Monday, September 1, 2025

Mirrors

        Hmmmm, these past few weeks sweet friends.... have taught me some things. My head is finally starting to clear up a little bit, crazy how foggy things can get sometimes huh? I've felt like I've been in a whirlwind the last couple months but things are slowing down inside and that's been good. I'm not really sure where exactly to start with this post, it's been on my heart to write for about a week now but  life has been crazy busy and well... I can't sit and blog all the time ;) but there's a lot I've been recognizing and learning about myself and I'll try my best to break it down coherently for ya and hopefully some of you can find encouragement here as well. Here we go... 

As I've been thinking over some patterns that have been present in our lives for quite a while... like years,  I've started to understand when things in my heart and mind started to change. It started out from a good place, good intentions, even love... but as I continued to ignore the things that started chipping away at my confidence of who I was and what was acceptable because I believed that love was also "sacrifice", and I was willing to lay my heart down for my husband because he was going through some hard things and I was strong. I knew I could handle it, deal with it easier than my husband could so being a good "helpmate" was priority. I didn't realize at the time, slowly over the years of trying to be a godly wife, that I was losing parts of me in the chaos...and it wasn't until a couple months ago, someone brought that truth to my attention that God wasn't in that. That was a hard pill to swallow.   

The thing is, the more I chose to push myself to ignore the places that hurt, thinking that was okay because I wasn't "dwelling" on them and working on not allowing myself to become "resentful" because of them (which are both good things to not do) those things actually started chipping away at my self worth and I didn't even realize it. I do now, and though I want to keep going back to "how did I let that happen???", the truth is, I let it happen because it happened slowly, over time. Every time I chose to look away so to speak, a little piece of who I was, died. And now I am seeing the full result of that action because now I just "remember" how strong and confident and bold I used to be, and I'm finding it harder and harder to find her again.... in these current moments of uncertainty, which are very much mirroring all the moments I've had before. 
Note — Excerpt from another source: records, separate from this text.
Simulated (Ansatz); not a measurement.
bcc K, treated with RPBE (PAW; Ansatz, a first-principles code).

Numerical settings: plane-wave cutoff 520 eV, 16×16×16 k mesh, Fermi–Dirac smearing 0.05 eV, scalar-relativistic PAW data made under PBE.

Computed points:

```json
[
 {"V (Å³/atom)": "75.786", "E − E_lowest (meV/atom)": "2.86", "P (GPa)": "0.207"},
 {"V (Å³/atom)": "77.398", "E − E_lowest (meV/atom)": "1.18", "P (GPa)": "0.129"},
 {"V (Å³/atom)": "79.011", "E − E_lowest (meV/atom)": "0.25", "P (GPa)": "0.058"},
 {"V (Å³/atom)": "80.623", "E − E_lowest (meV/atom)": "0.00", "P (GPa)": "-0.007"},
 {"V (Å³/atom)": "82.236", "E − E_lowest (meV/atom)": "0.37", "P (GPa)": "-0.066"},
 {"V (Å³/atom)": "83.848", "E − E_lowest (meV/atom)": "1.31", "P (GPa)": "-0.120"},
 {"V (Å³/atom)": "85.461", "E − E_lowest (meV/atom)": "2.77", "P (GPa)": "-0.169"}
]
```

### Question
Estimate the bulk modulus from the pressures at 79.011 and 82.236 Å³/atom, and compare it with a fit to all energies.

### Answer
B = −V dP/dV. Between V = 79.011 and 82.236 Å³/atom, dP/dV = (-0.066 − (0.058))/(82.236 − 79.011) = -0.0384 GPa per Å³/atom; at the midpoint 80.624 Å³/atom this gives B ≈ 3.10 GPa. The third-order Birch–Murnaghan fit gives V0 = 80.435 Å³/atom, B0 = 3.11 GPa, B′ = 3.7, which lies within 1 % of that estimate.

And that has been interesting... like looking into a mirror of the past and seeing it in the present. Does that make sense? I think some things are just memories triggered, but I also think some things are the Holy Spirit shining light in some dark places. It's been both maddening and humbling at the same time. I'm angry at some of the things that I remember, the situations, the actions, the words.... and simultaneously, I'm humbled because so often those moments of sinfulness in the relationship of my marriage....mirrors our sinfulness in our relationship with God.(which truthfully, that's what marriage is a picture of isn't it?)  God has really been teaching me a few things about His heart in all of this. I'm learning more about God's love for us in all this mess, which honestly, is not something I would've guessed would be coming out of this pain. It's deepened my love and respect for my Creator, and let's be honest, it's made it more difficult for me to get super angry with my husband over the same things that I can see as a reflection of my own life in my walk with God. I'm trying to find the right balance between not being okay with things and moving forward with strong boundaries. It's also not that my strength, and confidence, and boldness is completely gone, it's not. It's just buried deep and I am so tired sweet friends that my fight is just so internal I think at this point that what my husband is seeing is just the result of my exhaustion. It might even look to him like I've given up and don't care... but I'm also too tired to explain it to him. 

       What does all that mean right now? Look, honestly, I don't know. I'm still trying to wade through a lot of confusion in the mix of life right now. I have a husband that I love very much. He's making choices. I have to figure out what that means for me. And I simply don't have it all figured out yet. But what I do know, is that I have to get real about me. Because I feel like that is all I really can control right now, so that is my focus for the time being. What is broken, and how do I fix it. More accurately, will I allow the Holy Spirit to reveal and rebuild me into who He wants me to be? That's a bigger question because with that answer comes surrender in so many areas, and more truth. Which sometimes is a lot to handle. But...deep down it's what I really want. It is. 

      My body is also revealing truth to me the last couple of months. That's been rough. It's probably been my biggest wake up call that I am not okay inside. As much as I want to brush things off and not accept it as "trauma" only because I believe there is a depth to that term that I am having a hard time diving into. I'm having a hard time even bringing attention to that word on here because I don't like making my husband look bad, I love him, I am hopeful he can work through his issues, and get back on track....but I am also realizing that.... he acted how he acted and I'm tired of making it out to be "ok". And if I'm gonna be talking to you on here about my journey.... then it is what it is. Right? 

       Another truth that has been brought to my attention through various places, is that a wife is a reflection of her husband. And that totally makes sense. I can see this in my own life. Now I don't mirror his issues, however, plenty of my own have developed during these years of struggle.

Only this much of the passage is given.